Staunton, August 5 – Doku Umarov’s reversal of his announcement last week that he was handing over the leadership of the North Caucasus Emirate to Aslambek Vadalov calls attention to something Moscow has worked hard to obscure: many of the militants in the North Caucasus continue to be animated by ethno-nationalism rather than by Islamist radicalism.
Indeed, Akhmed Zakayev, the leader of Chechen nationalists in the emigration, told Reuters yesterday that he knew Vadalov “well” from their common struggle for an independent Chechnya, was in “regular contact” with him, and knew that Vadalov is “an ally in the moderate wing with no links to Islamist groups” (in.reuters.com/article/idINIndia-50606820100803).
To the extent that is true, it may help to explain why Umarov reversed himself yesterday. Indeed, Zakayev’s interview may have played a role on that. Indeed, Umarov’s radicalism, as Zakayev pointed out, “was used [by Moscow] to convince the West that Russia is facing the same problems there as in Afghanistan, Iraq and other parts of the world.”
If Vadalov in fact is animated more by Chechen nationalism than by Islamist radicalism, that would create a serious problem for Moscow because many human rights activists in the West have been far more supportive of Chechen nationalism, especially given Moscow’s and Ramzan Kadyrov’s brutality, than they have been regarding the Islamist movement there.
And consequently, Western groups that supported Chechen independence in the past or at least insisted that Moscow resolve the conflict there through negotiations are likely to be re-energized by the latest Umarov reversal precisely because it appears to confirm the continued importance of ethno-nationalism in Chechnya and elsewhere in the North Caucasus.

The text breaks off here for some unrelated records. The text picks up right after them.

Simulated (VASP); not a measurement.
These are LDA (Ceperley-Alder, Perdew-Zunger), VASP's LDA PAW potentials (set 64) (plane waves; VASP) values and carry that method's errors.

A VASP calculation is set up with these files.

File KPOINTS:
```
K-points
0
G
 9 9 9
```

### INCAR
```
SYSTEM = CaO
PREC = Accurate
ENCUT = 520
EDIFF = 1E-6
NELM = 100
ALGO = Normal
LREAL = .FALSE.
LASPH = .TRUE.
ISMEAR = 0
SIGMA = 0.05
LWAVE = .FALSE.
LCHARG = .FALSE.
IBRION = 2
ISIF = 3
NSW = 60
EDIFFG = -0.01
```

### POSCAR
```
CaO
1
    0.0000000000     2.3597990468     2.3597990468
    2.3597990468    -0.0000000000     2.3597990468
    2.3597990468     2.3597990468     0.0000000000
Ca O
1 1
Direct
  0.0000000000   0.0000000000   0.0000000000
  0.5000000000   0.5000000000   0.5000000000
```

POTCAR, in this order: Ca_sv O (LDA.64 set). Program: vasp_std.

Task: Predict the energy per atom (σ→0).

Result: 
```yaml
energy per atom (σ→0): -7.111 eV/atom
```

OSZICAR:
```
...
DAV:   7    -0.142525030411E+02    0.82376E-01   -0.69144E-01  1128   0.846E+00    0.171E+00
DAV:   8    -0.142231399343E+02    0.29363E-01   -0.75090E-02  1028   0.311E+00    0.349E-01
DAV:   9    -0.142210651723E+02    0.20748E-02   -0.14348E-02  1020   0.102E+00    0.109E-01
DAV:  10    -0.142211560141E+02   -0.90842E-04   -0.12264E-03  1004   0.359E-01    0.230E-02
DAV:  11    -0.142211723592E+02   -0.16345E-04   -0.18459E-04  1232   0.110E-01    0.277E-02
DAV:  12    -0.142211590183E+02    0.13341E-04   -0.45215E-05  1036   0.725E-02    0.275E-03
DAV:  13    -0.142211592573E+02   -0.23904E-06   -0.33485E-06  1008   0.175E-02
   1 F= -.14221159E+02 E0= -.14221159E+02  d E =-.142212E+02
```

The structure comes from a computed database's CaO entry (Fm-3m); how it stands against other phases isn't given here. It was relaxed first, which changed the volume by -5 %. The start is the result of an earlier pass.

At the same time, Umarov’s change of heart may undermine any unity of Islamist elements there. According to Abdulla Ismatulov, the head of the SK Strategy Research Center, Umarov was forced into backtracking by the leaders of the Kabardino-Balkaria subdivision of the Emirate who appear to distrust Vadalov (www.kavkaz-uzel.ru/articles/172570/).
In addition, such Islamist elements among the militants, Ismatulov continued, “need Umarov as a brand which they can use to ask their sponsors” among radical Islamist groups abroad for funding. “No one knows the militant Vadalov,” he continued, but the current supporters of the Emirate “will give money to the well-known [Umarov].”
Another close observer of the North Caucasus, journalist Bakhtiar Akhmedkhanov suggests that Umarov may have acted as he did either because of differences of opinion among his backers or because “of an internal conflict in the Chechen segment of the resistance,” a segment that was unhappy with ideology and his attacks on the civilian population.
According to Akhmedkhanov, “Umarov never enjoyed popularity among the Ichkeria militants.” That is because, he continued, “for the peoples of the Caucasus, the national idea always was stronger than the religious one,” adding that he is “certain” that “the Emirate of the Caucasus is a product of the Russian special services and is fated to disintegrate.”
Not only do members of these services have a vested interest in promoting the notion that the entire North Caucasus resistance is Islamist in order to quiet Western criticism of Moscow’s policies there, but they are also interested in extending the conflict because it provides them with “uncontrolled access to resources” and gains them promotion in the organs.
Aleksey Malashenko, an expert on the Caucasus at the Moscow Carnegie Center, put what is taking place in an even broader context. According to him, “the Chechen militants are disappointed in a commander who speaks [all the time] for a universal jihad” rather than for the achievement of their specific national goals.
“This is,” the Moscow expert says, “a little like what is taking place in Afghanistan. There too one can see this opposition between the universalists who call for struggle with the infidel in the entire world and the nationalists who are satisfied with the establishment of their own orders in their own countries.”